Quantity and source. In the current fad for “big data,” companies mine electronic warehouses for insights about customers, transactions and products. Some manufacturers even use big data to help frontline employees make production decisions: If a screw at Raytheon’s new Alabama missile plant is turned 13 times rather than 12, an error message flashes and the production line halts. Big data often provides executives and managers with highly useful information for making key decisions. The UK-based retailer Tesco, for instance, has created a high-level statistical model that predicts customer behavior based on the weather. Managers can then adjust stock levels so the store doesn't run out of window fans during a hot spell.

The test for big data is whether its output is relevant to key decisions. And it should complement rather than replace other sorts of information. LEGO engineers decide which products to develop based partly on input from hobbyist groups and other customer communities. Apple Store employees spend part of their time learning and discussing customer feedback from the previous day or week so they can make better decisions about customer service. “Small data” of this sort—direct and often qualitative—is particularly helpful for the everyday decisions made by frontline employees, which often add up to considerable value over time.

Information is cheap and easily available today, so it is probably no surprise that many companies suffer from too much of it. But organizational infobesity undermines performance and demoralizes the employees who have to cope with it, leaving people feeling they are trapped inside an “endless runner” video game. Smart companies will address infobesity sooner rather than later—by tailoring their information flows to their most important decisions.

Paul Rogers is a partner with Bain & Company in London and leads the firm’s Global Organization practice. Rudy Puryear is a partner in Chicago and leader of the Global Information Technology practice. James Root is a partner in Hong Kong and leader of the Asia-Pacific Organization practice.


The impact of infobesity

Infobesity—or information overload, to use the more general term—has been around for a while. Consider the Reuters report Dying for Information, first published in 1996, in the early days of the Web. Here are the startling statistics, as summarized by Reuters:

  • Two-thirds of managers report that tension with work colleagues and loss of job satisfaction arise because of stress associated with information overload.
  • One-third of managers suffer from ill health as a direct consequence of stress associated with information overload. This figure rises to 43% among senior managers.
  • Almost two-thirds (62%) of managers testify that their personal relationships suffer as a result of information overload.
  • 43% of managers think that important decisions are delayed and of having too much information.
  • One in five senior managers believes that substantial amounts of time are wasted collecting and searching for information.
  • Almost half (48%) think that the Internet will be a prime cause of information overload over the next two years.

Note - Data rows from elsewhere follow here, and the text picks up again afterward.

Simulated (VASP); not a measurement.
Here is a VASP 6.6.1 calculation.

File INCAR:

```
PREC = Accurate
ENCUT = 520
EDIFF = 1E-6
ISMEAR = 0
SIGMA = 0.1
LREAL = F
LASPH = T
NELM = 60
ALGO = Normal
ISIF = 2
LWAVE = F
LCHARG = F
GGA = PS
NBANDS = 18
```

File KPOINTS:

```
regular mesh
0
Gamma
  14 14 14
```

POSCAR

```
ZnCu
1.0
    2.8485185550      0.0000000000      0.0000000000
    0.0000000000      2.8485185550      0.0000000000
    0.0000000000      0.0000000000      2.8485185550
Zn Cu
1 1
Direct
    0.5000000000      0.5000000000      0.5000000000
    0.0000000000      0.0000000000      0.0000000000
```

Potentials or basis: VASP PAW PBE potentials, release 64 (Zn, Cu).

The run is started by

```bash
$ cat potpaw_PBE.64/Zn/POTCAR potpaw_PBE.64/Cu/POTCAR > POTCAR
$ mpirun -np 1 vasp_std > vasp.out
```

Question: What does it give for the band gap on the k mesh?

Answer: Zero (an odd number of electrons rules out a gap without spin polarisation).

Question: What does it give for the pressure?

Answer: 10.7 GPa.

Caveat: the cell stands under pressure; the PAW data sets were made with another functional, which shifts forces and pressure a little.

And indeed, the condition has almost certainly grown worse. In early 2010, the research firm Basex conducted a survey asking knowledge workers to describe their workday. Among the study’s findings, according to Basex:

  • 66% of knowledge workers feel they don't have enough time to get all of their work done.
  • More than 50% of knowledge workers feel that the amount of information they are presented with on a daily basis is detrimental to getting their work done.
  • 94% of those surveyed at some point have felt overwhelmed by information to the point of incapacity.
  • 30% of knowledge workers have no time at all for thought and reflection during their day, while 58% had only between 15 and 30 minutes.